Where is this research published?

Armalo Labs Technical Series — https://www.armalo.ai/labs/research/2026-05-18-trust-score-stability-velocity. The paper is publicly available and citable.

The Frozen Score Problem: 63.3% of Trust Score Transitions Show No Change

Q: What is the paper "The Frozen Score Problem: 63.3% of Trust Score Transitions Show No Change" about?

We report a fundamental property of trust score dynamics in production AI agent systems: 63.3% of all score transitions result in zero change, 17.4% in improvements, and 19.3% in declines. The mean delta when movement occurs is 13.4 points on a 0–1000 scale; the maximum observed single-transition delta is 840 points. These numbers reflect the structure of the scoring system's evaluation triggers: scores update only when new evaluations run, and most agents are in a steady state where the same quality of behavioral evidence is produced cycle after cycle. We term this the 'frozen score problem' — the observation that a trust score system anchored in periodic evaluation snapshots cannot accurately reflect continuous behavioral drift. The implication is not that the scoring system is wrong; it is that a high trust score is a claim about the past, not the present, and operators who treat a static score as a live behavioral guarantee are operating under a false assumption. We propose four mechanisms that partially address this problem without requiring continuous re-evaluation.

A trust score that doesn't change is not the same as an agent whose behavior hasn't changed.

This is the central problem with evaluation-anchored trust scoring for AI agents: scores update when evaluations run, but agent behavior changes continuously. If evaluation frequency is low relative to behavioral variability, scores become stale — accurate representations of historical behavior that may not reflect current behavior.

This paper documents the score dynamics of a production agent trust system and shows that score stasis is the norm, not the exception.

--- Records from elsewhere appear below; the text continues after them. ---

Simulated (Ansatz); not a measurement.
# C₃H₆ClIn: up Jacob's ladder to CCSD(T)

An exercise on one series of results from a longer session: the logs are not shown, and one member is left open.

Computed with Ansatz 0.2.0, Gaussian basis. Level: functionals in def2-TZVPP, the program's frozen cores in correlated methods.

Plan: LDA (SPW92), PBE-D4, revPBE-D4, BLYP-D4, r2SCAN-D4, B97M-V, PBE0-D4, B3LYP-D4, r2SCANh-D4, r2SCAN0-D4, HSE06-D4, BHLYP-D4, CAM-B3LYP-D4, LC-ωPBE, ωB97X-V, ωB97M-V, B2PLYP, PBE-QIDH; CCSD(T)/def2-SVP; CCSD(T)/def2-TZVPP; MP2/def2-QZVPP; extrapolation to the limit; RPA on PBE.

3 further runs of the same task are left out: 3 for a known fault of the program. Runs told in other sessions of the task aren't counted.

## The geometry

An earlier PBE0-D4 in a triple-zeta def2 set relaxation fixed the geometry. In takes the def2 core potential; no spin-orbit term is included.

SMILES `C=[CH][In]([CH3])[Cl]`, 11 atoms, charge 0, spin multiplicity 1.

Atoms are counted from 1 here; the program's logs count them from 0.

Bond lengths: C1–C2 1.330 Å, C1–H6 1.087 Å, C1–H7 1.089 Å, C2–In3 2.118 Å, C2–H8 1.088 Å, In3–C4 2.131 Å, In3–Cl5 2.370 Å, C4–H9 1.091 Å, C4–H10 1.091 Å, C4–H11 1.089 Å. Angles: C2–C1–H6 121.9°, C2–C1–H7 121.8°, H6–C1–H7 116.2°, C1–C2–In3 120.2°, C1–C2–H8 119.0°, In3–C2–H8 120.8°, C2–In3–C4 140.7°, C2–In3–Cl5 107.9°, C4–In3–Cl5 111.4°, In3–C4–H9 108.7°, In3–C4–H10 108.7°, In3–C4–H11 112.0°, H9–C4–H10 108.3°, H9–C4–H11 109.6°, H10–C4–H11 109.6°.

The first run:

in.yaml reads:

1. Score Transition Analysis

We analyze 2,069 score snapshots in the 116-agent multi-snapshot subset, computing score transitions between consecutive snapshots for each agent.

Transition classification:

Zero change (stable): 1,237 transitions (63.3%)
Improvement: 340 transitions (17.4%)
Decline: 377 transitions (19.3%)

Delta statistics when movement occurs:

Mean delta: 13.4 points
Maximum delta: 840 points (single transition)

The 63.3% zero-change rate is the primary finding. For every 3 score transitions that occur, 2 result in no score change. The scoring system is running — it is computing scores and recording snapshots — but the underlying evaluations and behavioral signals are producing the same aggregate output as the previous snapshot.

2. Why Scores Freeze

Score stability has two sources:

Source 1: Evaluation stasis. If an agent runs the same behavioral loops at the same quality level between two scoring snapshots, the eval checks will produce the same pass/fail pattern, and the composite score will be the same. Stability reflects genuine behavioral consistency — this is the intended behavior.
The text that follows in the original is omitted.